In this section, we will focus on analyzing the financial aspects of loans classified as "Good Loan". This will help us understand the distribution of loan amounts and their variation across different purposes.



In [12]:
# Filter data for 'Good Loan' condition
condition = loan[loan['loan_condition'] == 'Good Loan']
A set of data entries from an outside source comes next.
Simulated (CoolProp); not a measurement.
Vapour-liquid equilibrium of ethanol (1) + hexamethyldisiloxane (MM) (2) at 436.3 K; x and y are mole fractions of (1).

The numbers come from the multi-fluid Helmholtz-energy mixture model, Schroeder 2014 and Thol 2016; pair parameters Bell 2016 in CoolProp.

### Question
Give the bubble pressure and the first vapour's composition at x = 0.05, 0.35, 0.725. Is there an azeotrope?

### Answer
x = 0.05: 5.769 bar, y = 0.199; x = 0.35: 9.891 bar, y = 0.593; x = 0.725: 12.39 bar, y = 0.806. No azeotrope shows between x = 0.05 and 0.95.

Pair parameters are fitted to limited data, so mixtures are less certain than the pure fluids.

**1. Loan Amount Distribution**

We will create a histogram to display the distribution of loan amounts for loans classified as "Good Loan". This visualization will help us understand the range and frequency of loan amounts within this category.

In [13]:
px.histogram(
    condition,
    x='loan_amount',
    nbins=30,  # Number of bins in the histogram
    color='term',
    title='Loan Amount Distribution by Condition',
    template='seaborn',
    labels={
        'loan_amount': 'Loan Amount',
        'term': 'Loan Term'
    }
)

**2. Loan Amount Distribution by Purpose**

We will use a box plot to show the distribution of loan amounts for each purpose among loans classified as "Good Loan". This will help us see how loan amounts vary across different purposes and whether there are any significant differences.

In [14]:
px.box(
    condition,
    x='purpose',
    y='loan_amount',
    color='term',
    title='Loan Amount Distribution by Purpose',
    template='seaborn',
    labels={
        'loan_amount': 'Loan Amount',
        'term': 'Loan Term',
        'purpose': 'Loan Purpose'
    }
)